Im doing an exam about the ideology and reasoning of the Khmer Rouge, particularily Pol Pot. Also any information regarding foreign entanglements by the tripolar powers which were ideologically contradictory, such as the Western support for the Syngman Rhee dictatorship.
Ideological foundations are explained by different historians in different ways, but all of the 'big' works on the subject do this.
Kiernan suggests that it was predominantly a racialist style of thinking that produced certain ideological quirks, expanded upon to include fetishization of agrarianism, cults of antiquity and territorial expansion in his book Blood and Soil.
Short suggests revolutionary influence from French-colonial education, marxism-leninism-maoism-stalinism, as well as the particulars of theravada buddhism, a combination of all these may have been the primary influence on the CPK and Pol Pot.
Someone like Henri Locard in his collection of Khmer Rouge slogans also spells out the influence of Maoism and revolutionary thinking, which might be a handy resource for something like an exam. Easy to quote slogans and they are fairly explicit in their ideological underpinnings eg "with the Angka we will have a great leap forward a super great leap forward".
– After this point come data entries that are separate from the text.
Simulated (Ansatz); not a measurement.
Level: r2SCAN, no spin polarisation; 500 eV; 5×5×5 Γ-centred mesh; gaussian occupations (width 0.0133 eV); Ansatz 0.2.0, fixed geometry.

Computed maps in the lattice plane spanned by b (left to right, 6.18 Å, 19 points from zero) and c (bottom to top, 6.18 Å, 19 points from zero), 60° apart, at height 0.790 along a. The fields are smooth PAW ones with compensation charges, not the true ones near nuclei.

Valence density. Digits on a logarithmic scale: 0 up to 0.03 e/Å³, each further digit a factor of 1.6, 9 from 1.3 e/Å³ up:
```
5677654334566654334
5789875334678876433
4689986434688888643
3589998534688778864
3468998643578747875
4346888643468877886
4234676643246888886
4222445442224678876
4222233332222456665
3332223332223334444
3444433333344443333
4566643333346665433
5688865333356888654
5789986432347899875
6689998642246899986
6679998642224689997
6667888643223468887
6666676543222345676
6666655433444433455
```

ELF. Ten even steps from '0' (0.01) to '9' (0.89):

Hinton is another good historian for explaining the why... his book 'why did they kill?' and the essay's which formed it's foundation (that can be found on JSTOR I'm pretty sure) give a good look into the kind of psyche behind it.
For me, and as I've probably said in numerous answers I've made here on the topic, I generally go with the Philip Short style explanation - particularly if you are going to be talking about Pol Pot in particular. The biography he wrote, Pol Pot: History of a Nightmare is, in my view, one of the best books written on the subject.